Al Jazeera reports that Kurdish fighters thwarted an IS attempt to storm the center of town on Saturday. The Kurdish People's Protection Unit (YPG) told Al Jazeera that fighting was still raging in the eastern and southern parts of Kobane.

The Syrian Observatory for Human Rights estimated that more than 500 people have been killed since the siege on the town started in mid-September. It counted 298 IS causalities. 

Some 200,000 mostly Kurdish Syrian refugees have crossed the border into Turkey since the fighting began. But hundreds of civilians remain trapped inside Kobane, the Guardian reports:

Two of them begged for a rescue mission in phone calls yesterday, as the battles raged through a powerful sandstorm that shrouded the city from journalists and anxious refugees who have been watching the fighting from the safety of Turkish soil, just a few hundred feet away.

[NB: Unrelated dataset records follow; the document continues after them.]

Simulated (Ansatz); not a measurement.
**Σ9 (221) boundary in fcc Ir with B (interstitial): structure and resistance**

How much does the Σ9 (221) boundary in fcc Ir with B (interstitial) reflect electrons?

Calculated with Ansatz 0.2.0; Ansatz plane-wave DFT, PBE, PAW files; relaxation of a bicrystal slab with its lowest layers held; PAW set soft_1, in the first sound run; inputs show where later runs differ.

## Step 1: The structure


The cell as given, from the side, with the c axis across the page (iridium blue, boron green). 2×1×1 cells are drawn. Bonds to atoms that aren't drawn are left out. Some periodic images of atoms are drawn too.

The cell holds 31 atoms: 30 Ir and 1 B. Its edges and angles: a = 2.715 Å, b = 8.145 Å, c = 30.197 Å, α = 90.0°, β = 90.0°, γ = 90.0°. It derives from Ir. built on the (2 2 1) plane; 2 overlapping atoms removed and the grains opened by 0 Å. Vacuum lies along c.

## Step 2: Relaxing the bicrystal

"There is a terrible smell from bodies in the street. At first I didn't know what it was," said Welat Shaheen, a farmer who stayed in his home at the edge of the city when the rest of the family fled. "There are bombs and fighting all around, so no one really goes out."

The 31-year-old is surviving on bulgar wheat and other dried food, eking out a tank of water stored up before the siege began. "I can't wash myself, or wash dishes; it's just for cooking and drinking. Please can someone come and get us out. If my water runs out, I will die."